32. The 4th Defendant’s Surveyor, DW3, stated that the suit land is Trust Land and was before the promulgation of the 2010 Constitution administered by the County Council of Makueni as Trustee for the local communities before a portion of it was alienated to the 3rd Defendant for conservation purposes as part of Chyulu National Park.
33. It was the evidence of DW3 that before 1983, the boundary demarcating Tsavo West National Park was not in dispute; that at that time, the Plaintiff was farming and ranching in the area bordering the National Park and that in 1983, a boundary plan number 204/51 was done extending the Tsavo West National Park by 47,090 Ha.
34. Although a survey plan was to be done after the preparation of boundary plan number 204/51, none was done in respect to the land that was extended for the Park in 1983.
35. DW3 informed the court that the further extension of the Park vide boundary plan number 204/71 was done without the consent of the then Machakos County Council; that the said boundary plan was never gazetted and that the said extension is a nullity.
36. The third extension of the Park was done in 1995 vide boundary plan number 204/76 covering an area of 7,606. 4 Ha and that a survey was done in 1998 encompassing the three extensions resulting into survey plan number F/R 287/36 which created L.R. No. 24362 measuring 73,427 Ha.
37. DW3 informed the court that the title that was issued to the 3rd Defendant should be cancelled because: the boundary plan No. 204/71 of 1991 was not gazetted and the consent of the County Council was never obtained; at the time of the 1991 extension, Mikululo Ranching Company was already using the disputed land and the 1995 extension and the subsequent survey of the entire land in 1998 was carried out when a dispute was already pending in court.
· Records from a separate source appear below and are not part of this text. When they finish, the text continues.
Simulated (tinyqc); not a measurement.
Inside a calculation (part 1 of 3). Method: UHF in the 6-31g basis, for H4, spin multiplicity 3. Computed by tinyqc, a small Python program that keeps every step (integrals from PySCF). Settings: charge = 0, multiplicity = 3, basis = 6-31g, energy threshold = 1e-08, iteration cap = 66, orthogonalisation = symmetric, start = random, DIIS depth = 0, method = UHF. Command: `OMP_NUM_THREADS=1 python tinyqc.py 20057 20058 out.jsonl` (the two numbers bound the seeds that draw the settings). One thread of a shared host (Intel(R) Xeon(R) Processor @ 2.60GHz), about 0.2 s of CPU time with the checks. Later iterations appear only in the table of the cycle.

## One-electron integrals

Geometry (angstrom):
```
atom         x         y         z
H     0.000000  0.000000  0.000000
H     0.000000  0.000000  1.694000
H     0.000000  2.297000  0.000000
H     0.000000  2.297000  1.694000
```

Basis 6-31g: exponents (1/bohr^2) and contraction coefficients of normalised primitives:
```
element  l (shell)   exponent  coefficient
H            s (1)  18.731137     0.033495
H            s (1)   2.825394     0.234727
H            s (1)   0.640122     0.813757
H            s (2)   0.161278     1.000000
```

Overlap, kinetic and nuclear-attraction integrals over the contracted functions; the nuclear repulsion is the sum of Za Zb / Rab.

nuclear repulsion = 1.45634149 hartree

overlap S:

38. It was the evidence of DW3 that the area that the Plaintiff is entitled to is represented in boundary plans 204/71 and 204/76 covering a total of 17,326 Ha (approximately 43, 315 acres).
Submissions:
39. The Plaintiff’s advocate submitted that the Plaintiff’s members have always been in occupation of the suit land; that the initial size of the Park was approximately 47,090 Ha and that Boundary Plan No. 204/71 extending the Park was never gazetted.
40. Counsel submitted that the Plaintiff’s members should have been consulted before the boundaries of the Park were extended and that the 3rd Defendant breached the provisions of Sections 117 and 118 of the repealed Constitution.
41. The 1st and 2nd Defendants’ advocate submitted that the gazettement of Chyulu National Park was done under the Wildlife (Conservation and Management) Act; that under Section 6 of the Act, the Minister, after consultation with the competent authority, may declare any area of land to be a National Park and that the alteration of the boundaries of Chyulu Hills National Park was lawful.
42. The 1st and 2nd Defendants’ counsel submitted that the disputed land was Trust Land and was administered by the County Council of Makueni as a Trustee for the local community; that the County Council of Makueni was consulted and that the law was complied with at the time of gazettement of the disputed area.
43. The 1st and 2nd Defendants’ advocate submitted that the Plaintiff’s claim is contrary to the spirit of the Constitution, and in particular Article 69; that the doctrine of public trust should take precedence and that the government agreed to resettle people who were living on the disputed land.
44. The 3rd Defendant’s advocate submitted that two surveys were conducted and concluded that the suit property is part of Chyulu National Park (the Park); that the whole area was gazetted and the squatters were resettled somewhere else and that the 3rd Defendant is in possession of a Title Deed.
45. Counsel submitted that the Plaintiff has not challenged the validity of the Grant that was issued to the 3rd Defendant and that the Plaintiff is bound by its own pleadings. Counsel summited that the Plaintiff did not prove that the suit land was Trust Land prior to the Legal Notice of 2nd May, 1995 extending Chyulu National Park and that the mere occupation of Government Land by an individual or a group of people does not entitle them to the property.
46. The 3rd Defendant’s counsel submitted that the documents that were produced by the Plaintiff do not give them the right to own or occupy the suit land and that the Plaintiff was never allocated the suit land.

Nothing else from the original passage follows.